Review: TCL’s XESS Tablet With Alexa Baked in Is an Acquired Taste

Reading Time: 3 minutes
This is MUCH nicer than my actual kitchen.
Source: TCL.

My relationship with the TCL XESS predates the review unit showing up at my house. I first saw the 17.3″ Android tablet at a press event and I was impressed by the clean lines. The idea of an internet appliance for your household, a sort of home hub, is not in any way a new one. However, TCL did things a little differently, creating something that looked less like a 3M Audrey (Don’t ask, kids), and more like something you’d show off. I particularly liked the back design.

Cute kid not included.

The two rings make it easy to carry, and to tilt. My son loves using the XESS as a drawing pad, tilted back like a drafting table, as seen in the below adorable video. TCL included a pretty great pen for just this use. It’s no WACOM, but it does the job and does it well. They also threw in a secondary camera (there’s a built-in front-facing one) that I have not found a use for just yet, but is a nice bonus. The charger is non-standard, but battery life is pretty good.

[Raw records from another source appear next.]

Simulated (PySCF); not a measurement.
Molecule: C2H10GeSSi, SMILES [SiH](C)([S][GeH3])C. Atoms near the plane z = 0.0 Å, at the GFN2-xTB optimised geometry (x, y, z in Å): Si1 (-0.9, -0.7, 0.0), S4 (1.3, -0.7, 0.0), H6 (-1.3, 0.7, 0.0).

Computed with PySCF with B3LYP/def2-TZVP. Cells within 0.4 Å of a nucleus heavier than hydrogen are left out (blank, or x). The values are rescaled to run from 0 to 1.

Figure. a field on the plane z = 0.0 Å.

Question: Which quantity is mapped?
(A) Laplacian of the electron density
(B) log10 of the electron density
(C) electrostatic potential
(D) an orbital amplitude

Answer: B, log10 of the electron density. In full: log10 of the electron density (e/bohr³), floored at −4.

With a 1080 display, it’s also great for watching videos, and the JBL speakers pop. The volume controls on the back are nice and big, so easy to control. 3GB of RAM and 32 GB of storage means you can use most apps without any kind of stalling. The built-in Android 5.1 works great, and I like the skin.

Yes, that’s right. I, Mordechai, hater of Android skins, am very happy with what TCL did to Android here. One main reason is because you can easily toggle from XESS mode to standard Android mode. The XESS mode is simplified and perfect for a home hub or kitchen computer. The focus on the kitchen is big here, and there are some great built-in cooking apps. Everything works great in that mode, and when I want to get my power-user nature on, I just toggle to Android mode.

As a home hub, the XESS can control everything that has an Android app or an Alexa skill, which is great, as that includes stuff like iDevices products, which would otherwise only work on an iOS device.

Let’s expand on Alexa a minute, though. I don’t have any Alexa-compatible smart devices right now. For some reason, after a week, the integration of Alexa and Amazon Music broke, which is a shame. I loved saying “Alexa, play some Weezer” while cutting vegetables. My son did not love Alexa (although I did laugh when he asked me to tell me her name again), due to her inability to discuss Pokémon with him (and not just because it apparently could not understand him). Google Now, on the other hand, can easily tell him who evolves into what. Just not on the XESS – Google Now doesn’t have microphone access there. With that said, what I could test showed me that this is just a perfect device for someone vested in Alexa.

Not that he cared. He was too busy drawing.

With a current price of $499, you may wonder why someone can’t just use their existing tablet. The answer is simple – this is a device made for open access. You don’t want to (for example) run your emails on this machine, where anyone in the family can see them. Nor do you want to keep your personal tablet where your kids can use it. The goal of the XESS is to be an all-in-one, family computer that everyone has access to. The seemingly high price tag is very fair for a TV, Computer, and Personal Assistant, all rolled into one. My only caveat (hence the acquired taste in the headline), is that I would rather be using Google Now than Alexa. But I’m in the minority here. Then again, I also like cilantro.

Note: TCL sent me the XESS to review some time ago. It took a while to get my son to let me use it.